I was reading Zen Habits yesterday. They had a post on how to simplify your life. Seventy-two ideas. Which merely confirms what I have always suspected about simplification. It is a very complex challenge to simplify. The Zen Habits approach:
It means getting rid of many of the things you do so you can spend time with people you love and do the things you love. It means getting rid of the clutter so you are left with only that which gives you value.
The major themes focused on managing objectives, managing time, managing consumption and managing activities. I do all of those things but my life is definitely not simple.
Twenty years ago, I developed a habit of breaking out personal objectives into six categories: Faith, Family, Finances, Fitness, Career and Self. Faith focused on the spiritual journey of life. Family focused on my wife and children. Finances focused on short and long term money goals. Fitness on personal health and well-being. Career on the professional journey. And self focused on personal development.
Each year, I take time to assess long term objectives and develop annual goals in each of the six categories for the current year. This was a discipline in my professional career from my early years and it was relatively easy to translate that discipline into my personal life.
Despite my best efforts, I find it almost impossible to narrow the field of focus. To simplify life to some level of balance. There is too much noise associated with participating in everyday life.
The work environment today is online and connected. With some very rare exceptions, I am online with work every morning, every afternoon and every evening of every day. Expectations are high and demands on time are high. The velocity of information has accelerated.
The digital age has also forced significant demands on personal time. Although it is a personal choice, maintaining a weblog, a photoblog, personal email accounts, and social networking also competes for limited time.
I have a pretty good system in place for managing money. Generally, it takes about an hour a week to update and review our finances.
I have always found it difficult to balance the demands of church within the context of faith. For many churches, an indication of commitment is generally associated with the time spent in service. I am usually serving in the studio on Saturdays and I usually spend 4 hours on Sunday serving. In my own experience with churches there is very little understanding or support for the challenges that face most working families in the GTA. During the week, I am lucky if I have three hours of discretionary time in a day. And half of that time is spent eating and preparing for the day.

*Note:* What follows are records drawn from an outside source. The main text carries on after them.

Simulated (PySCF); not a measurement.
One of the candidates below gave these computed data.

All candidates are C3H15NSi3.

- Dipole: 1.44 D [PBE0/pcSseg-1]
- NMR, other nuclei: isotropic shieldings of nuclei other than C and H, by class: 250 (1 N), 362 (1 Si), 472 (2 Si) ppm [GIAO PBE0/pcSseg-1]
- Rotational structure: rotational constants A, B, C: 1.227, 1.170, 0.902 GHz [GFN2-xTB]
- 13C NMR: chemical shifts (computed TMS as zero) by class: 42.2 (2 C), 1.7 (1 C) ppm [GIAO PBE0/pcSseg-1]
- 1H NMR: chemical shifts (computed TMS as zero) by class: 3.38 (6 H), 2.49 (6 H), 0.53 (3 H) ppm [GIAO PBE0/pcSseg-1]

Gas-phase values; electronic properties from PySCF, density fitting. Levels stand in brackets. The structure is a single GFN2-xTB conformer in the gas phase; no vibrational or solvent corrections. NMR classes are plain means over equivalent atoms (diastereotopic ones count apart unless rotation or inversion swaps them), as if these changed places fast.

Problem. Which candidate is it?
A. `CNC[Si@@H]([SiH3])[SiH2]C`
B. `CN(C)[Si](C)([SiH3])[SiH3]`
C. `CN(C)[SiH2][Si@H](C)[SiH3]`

So what suffers in all of this noise? Time for family. Time for fitness. Time for self. In theory, it seems like a good idea to simplify. To remove the unnecessary from our lives. To replace one set of activities with another. This was the message from our church on Sunday. However, the speaker made one rather naive assumption: that most people have lots of idle time.
Could it be that maybe that sermon simply did not apply to you? Is there a chance that it applied to a lot of people who do have, not only a lot of idle time, but also a lot of time spent doing unnecessary things. I don’t think it should be upsetting to listen to someone talk about something you already have worked out. It should make you feel encouraged.
Maybe this preacher knows about this issue because he has the same problem 😉
Hi Steve! The message did cause me to think about how busy life is for most people. And that we need to be careful when pitching “simplicity” as a prescription to life’s challenges.
haha, I see. Now that you mention it, I don’t ever remember seeing “simplicity” as a lesson in the bible. Well said.